The new girlfriend is visiting him this weekend and I'm so afraid of bumping into them in the driveway. I want to be able to be courteous, but I just feel so twisted up inside. I wish I could move or change jobs, but neither of those things is an option right now.
All of my support people live interstate and I just feel so isolated and alone right now. I talk about it to anyone at work. I've been receiving regularly help through a counsellor, but I just felt so sad this evening and didn't feel able to call any of my friends and family again. I know they love me but I hate burdening them. I just didn't know where to turn to. So, I found this forum.
Can anyone relate? How would you deal in this sort of situation? I want to be able to move on, but I just feel so hurt. I feel like I'll never be happy again.
Wow, that sounds like a really difficult situation for you. Neighbours AND co-workers AND an ex-friend, sounds like a trifecta of complexity.
I can totally see why you'd be finding it so difficult to move on - there's certainly something to be said for 'out of sight, out of mind' and of course, he's always right there in front of you, and you can't get away. I admire your stance on trying to be courteous and professional, it would take a lot of personal strength to be able to do that, so you should be really proud of yourself for that.

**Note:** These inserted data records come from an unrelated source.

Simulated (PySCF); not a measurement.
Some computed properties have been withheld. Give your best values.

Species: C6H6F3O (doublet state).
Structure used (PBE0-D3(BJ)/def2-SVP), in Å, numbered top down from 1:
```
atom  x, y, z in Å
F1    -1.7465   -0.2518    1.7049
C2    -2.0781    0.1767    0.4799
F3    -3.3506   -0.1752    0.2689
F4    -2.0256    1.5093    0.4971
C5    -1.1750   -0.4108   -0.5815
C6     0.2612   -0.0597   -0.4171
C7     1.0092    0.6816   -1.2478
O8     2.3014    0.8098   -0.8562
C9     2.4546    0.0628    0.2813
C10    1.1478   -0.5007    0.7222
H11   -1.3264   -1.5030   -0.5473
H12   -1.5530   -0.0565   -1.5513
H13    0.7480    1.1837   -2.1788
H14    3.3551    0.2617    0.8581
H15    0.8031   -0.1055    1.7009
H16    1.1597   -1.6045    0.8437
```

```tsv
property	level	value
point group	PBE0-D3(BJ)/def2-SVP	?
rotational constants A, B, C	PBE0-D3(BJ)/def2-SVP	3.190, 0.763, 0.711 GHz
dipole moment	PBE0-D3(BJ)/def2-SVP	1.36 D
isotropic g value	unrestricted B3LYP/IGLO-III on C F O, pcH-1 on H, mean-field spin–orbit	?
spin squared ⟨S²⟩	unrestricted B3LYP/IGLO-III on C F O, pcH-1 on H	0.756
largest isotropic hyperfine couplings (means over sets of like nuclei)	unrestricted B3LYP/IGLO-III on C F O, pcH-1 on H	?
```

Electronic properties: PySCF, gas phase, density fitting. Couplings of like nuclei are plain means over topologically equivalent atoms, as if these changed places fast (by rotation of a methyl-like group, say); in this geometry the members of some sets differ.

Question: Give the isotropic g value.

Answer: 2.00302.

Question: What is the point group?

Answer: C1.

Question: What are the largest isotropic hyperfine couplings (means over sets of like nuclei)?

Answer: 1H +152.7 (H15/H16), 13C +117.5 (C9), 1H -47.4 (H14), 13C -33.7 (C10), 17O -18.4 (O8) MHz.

I just wanted to say, I'm sure your friends and family don't see talking to you about this issue as you 'burdening' them - I'm sure they would see it as them giving you support that they know you need. If the situation was reversed, I doubt you would feel burdened? Sometimes one of the hardest things we can do is to fall down and be helped back up again by those who love us - we don't want to fall, we don't want to have to ask our friends to pick us back up again, we feel terrible that they need to hold our hand a little. But yet, we would do it for them without even thinking about it, and consider it a privilege.
If you can afford it, a short and cheap holiday out of town for a week or two might help your headspace a little, but that's not always an option (caravan park by the sea and a good book, etc).
Stay strong, and try to keep your head up. It can be hard, but lean on your friends and it becomes that little bit less hard.
Forgive me if I need it spelled out (I like things to be obvious) but I take it that you were in a relationship with your neighbor at some point right? How long and serious was this before it finished?
I do kind of relate though and if this gives you any kind of ease then, good. I have two "recent" ex girlfriends, a long term one and a short term one. The short term, Ex 2, I am still not over by a long shot. It hit me harder than the long term, with only a fraction of the time spent. Both of them are involved in the same sporting club as I and I find myself trying to avoid certain classes they are in (Ex 2. one more so) because I'm not sure what to do, say, how to handle being around them. It's tough, it is awkward.
Two of the locations they go to are only around the block from me so it is easy to be self conscious about them being close by. Occasionally they might appear in a class I didn't expect to see them at and my anxiety goes up. Ex 2 also lives close by, we have places that we formed memories about and I find myself avoiding them as they are "triggers" and yet I don't get that same sadness from the million different places that Ex 1 and I used to go to. So with Ex 2, I'm constantly a bit "paranoid" that I might run into her out and about in the neighborhood, shopping centre, etc. It's hard to relax, it's like I'm a fugitive constantly on the lookout for cops in the crowd.
I have never felt like this before.
I understand your anguish. It's a tough situation. It's exacerbated for you to as a friend is involved. I imagine how much you're hurting. I also relate to the isolation very, very well. Jax's suggestion is a good one, if you could take a break even just for a few days elsewhere, it could be a good way to get away from that environment and the chance of seeing them around. It's not a solution to the whole thing, but it's a start.